Sparks, a Dallas, Texas native who joined the team at the beginning of the 2007 season after working for a Sprint car team in Minnesota the previous season, came back to the parking lot with his two cold drinks and began to panic. No truck. No race hauler. No way to Charlotte. All he could see was the line of vehicles making their way out. So he took off and hoped he could catch his ride somehow.
“I started running and if you know me, well I’m a pretty big guy and running isn’t something I normally do,” recalled Sparks. “I could see the big yellow trailer in the line of traffic getting out. You know it was a one road in, one road out kind of track so I was hoping I’d have a chance. I think I got to the trailer a couple of times and pounded on the side door, but of course no one inside could hear me. I’d get there and then the traffic would take off and I’d have to catch up. That happened like three times and then finally I couldn’t catch them anymore. Luckily another racer pulled over and picked me up. Justin Henderson said jump in and then I started calling all the guys, but service in the area was terrible. Finally I was able to reach Donny and he said don’t worry about it…we’ll stop on the turnpike and go from there.”
It was funny for everyone, but Brad. He heard about it countless times the the following day while the crew prepared for the race the next day. Sparks heard plenty from everyone about being left including Danny Schatz, Donny’s dad and team owner, who assumed he was just trying to quit.
“Danny just kept saying to me, I need that Outlaw card back from you,” said Sparks. “He was saying ‘if you were going to quit, you could have just told me.’ I kept saying I’m not quitting. He kept on me the whole time we were in Charlotte … I need that Outlaw card back..but I remember Donny saying on a couple of occasions. Not to worry about it.”
Traveling all night and then spending the next day doing maintenance on the car … and catching a lot of grief from your teammates when they have the chance … is just part of being on the road with the Outlaw tour. And it’s still the same today.
“I obviously didn’t know Brad was left at the track, but I do remember us giving him a pretty hard time,” said Bowers, a native of Hanover, Pennsylvania who won four championships with Schatz. “We had a really good race there at Grandview and any time you have long drives late at night leaving the track on a good note is a plus. It still makes me laugh thinking about what he looked like running down the road, cokes in hand trying to catch the trailer.”
With the laughs and drama of getting there behind them, as well as the maintenance complete, the crew along with Donny and Bill Klingbeil shared a meal at the restaurant just across the parking lot from their Moorseville hotel that Thursday evening. It’s a tradition that Donny does to make sure his guys do get to enjoy a good meal together after a couple of long days of hard work and knowing the difficulty team members face being away from home some many nights during a season.

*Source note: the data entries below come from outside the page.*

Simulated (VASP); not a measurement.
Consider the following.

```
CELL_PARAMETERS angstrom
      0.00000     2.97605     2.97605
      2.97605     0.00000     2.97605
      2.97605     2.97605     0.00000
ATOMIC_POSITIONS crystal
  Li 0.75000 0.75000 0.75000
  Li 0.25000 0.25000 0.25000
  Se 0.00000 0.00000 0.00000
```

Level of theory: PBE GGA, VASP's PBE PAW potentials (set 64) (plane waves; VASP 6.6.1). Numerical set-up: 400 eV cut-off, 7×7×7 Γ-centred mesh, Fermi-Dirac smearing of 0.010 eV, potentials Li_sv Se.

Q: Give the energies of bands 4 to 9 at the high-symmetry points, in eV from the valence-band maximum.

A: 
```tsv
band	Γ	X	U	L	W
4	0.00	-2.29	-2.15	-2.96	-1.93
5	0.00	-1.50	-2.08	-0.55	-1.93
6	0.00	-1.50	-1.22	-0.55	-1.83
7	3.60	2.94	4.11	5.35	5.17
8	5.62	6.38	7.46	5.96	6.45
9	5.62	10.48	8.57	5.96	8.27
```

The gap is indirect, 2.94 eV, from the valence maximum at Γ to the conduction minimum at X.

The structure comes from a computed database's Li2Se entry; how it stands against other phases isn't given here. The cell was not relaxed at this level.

The next day it was time for the reason they made they journey into the heart of NASCAR county. The Eckerd Outlaw Showdown at The Dirt Track at Lowe’s Motor Speedway was the 26th race of the season, but a race in front of a lot of prominent people in motorsports. The team was leading the championship standings and coming off a two-race sweep at Williams Grove the weekend before and that second-place finish two nights earlier. But winning in Charlotte was important. And everyone knew that.
It was a hot Friday afternoon and the team was ready. Schatz was busy with a number of PR and fan activities that afternoon while the crew went through their normal pre-race routine at the track. Once the action began, the night went pretty fast. Schatz qualified fourth and finished second in his heat. The track was narrow with only a racing groove maybe a car width and a half from the bottom. Passing was at a premium. The racing surface was a little wider in the dash where Schatz advanced from seventh to fifth. He advanced two positions, but he wasn’t happy after the dash and he barked instructions to the crew on what needed to be done to the car for the feature.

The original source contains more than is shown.